IIS SEO Toolkit – Report Comparison

One of my favorites features in the IIS Search Engine Optimization (SEO) Toolkit is what we called Report Comparison. Report Comparison basically allows you to compare two different versions of the results of crawling the same site to see what changed in between. This is a really convenient way to track not only changes in terms of SEO violations but also to be able to compare any attributes on the pages such as Title, Heading, Description, Links, Violations, etc.

How to access the feature

There are a couple of ways to get to this feature.
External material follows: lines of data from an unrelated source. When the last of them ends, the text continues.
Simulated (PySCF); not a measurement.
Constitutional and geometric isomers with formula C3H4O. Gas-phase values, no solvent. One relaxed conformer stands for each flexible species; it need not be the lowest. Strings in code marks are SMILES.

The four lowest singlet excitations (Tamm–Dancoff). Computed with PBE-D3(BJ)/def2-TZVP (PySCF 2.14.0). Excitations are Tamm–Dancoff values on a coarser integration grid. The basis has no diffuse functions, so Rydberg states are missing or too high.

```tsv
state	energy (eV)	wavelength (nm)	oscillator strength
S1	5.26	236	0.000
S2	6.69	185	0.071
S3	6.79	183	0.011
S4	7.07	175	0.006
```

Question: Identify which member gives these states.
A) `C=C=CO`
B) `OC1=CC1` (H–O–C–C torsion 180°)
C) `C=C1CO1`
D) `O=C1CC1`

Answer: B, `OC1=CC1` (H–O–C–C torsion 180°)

1) Use the Compare Reports task. While in the Site Analysis Reports listing you can select two reports by using Ctrl+Click, and if both reports are compatible (e.g. they use the same Start URL) the task "Compare Reports" will be shown. Just clicking on that will get you the comparison.

CompareReportsTask

2) Use the Compare to another report menu item. While in the Dashboard view of a Report you can use the "Report->Compare To Another Report" menu item which will show a dialog where you can either select an existing report or even start a new analysis to compare with.

CompareReportsMenu

Report Comparison Page

In both cases you will get the Report Comparison Page displaying the results as shown in the next image.

CompareResults

The Report Comparison page includes a couple of "sections" with data. At the very top it includes links showing the Name and the Date when the reports were ran. If you click on them it will open the report directly just as if you had used the Site Analysis report listing view.

The next sections shows a lot of interesting built-in data such as:

Total # of URLs This basically shows the total # of URLs found in both versions. When clicking the link you will get the listing of URLs based on the version of the report you choose.
New and Removed These are the number of new URLs that were either added in the new version or removed from the old version. When clicking the added link you will get the listing of URLs based on the new version of the report and if you click the removed link you will get the listing based on the old URLs.
Changed and Unchanged These are the number of URLs that were modified or not modified. These are calculated by comparing the hashes of the files in both versions. When clicking the links you will get a query that displays a comparison of both versions of URLs showing their content length. (See below)
Total # of Violations This shows the total # of violations found in both versions.
New in existing pages and Fixed in existing pages These are the number of violations introduced or removed on URLs that exist in both reports. When clicking the added link you will get the listing of violations based on the new version of the report and if you click the removed link you will get the listing based on the old violations.
Introduced in new pages These are the number of violations introduced on URLs that are found only in the new report. When clicking the added link you will get the listing of violations based on the new version of the report.
Fixed by page removal These are the number of violations that were removed due to the fact that their URLs were no longer found in the new report. When clicking the added link you will get the listing of violations based on the old version of the report.
Others There are a number of additional reports which basically compare different attributes in URLs that are found in both reports. They compare things like Time Taken, Content Length, Status Code and # of Links. When clicking the links you will get the query that displays a comparison of both versions of the reports showing the relevant fields. (See below)

Whenever you click the links you get a query dialog that you can customize just as any Query in the Query builder, where you can Add/Remove columns, add filters, etc.

My favorite one is the "Modified URLs" source when you actually can add filters that compare URLs coming from the two different reports.

QueryDialog

Note that when you double click or "right-click –> Compare Details" any of the rows you get a side-by-side comparison of everything in the URL:

SideBySideDialog

Again, you can use any of the tabs to see side-by-side things like the Content of the pages or the Links both versions have or the violations, or pretty much everything that you can see for just one.

SideBySideDialog2

Finally, you can also right click on the Query dialog and choose "Compare Contents". This will launch whatever File Comparison tool you have configured using the "Edit Feature Settings". In this case I have configured WinDiff.exe which shows something like:

SideBySideContents

Summary

As you can see Report Comparison offers is a powerful feature that allows you to keep track of changes between two different reports. This easily allows you to understand over time how your site has been affected by changes. For Site managers it will allow them to query and maintain a history with all the changes. You can imagine that using an automated build process that runs IIS SEO Toolkit crawling whenever a build is made that keeps the report stored somewhere and potentially annotate it with the build number you could even keep a correlation of changes in code with Web site crawling.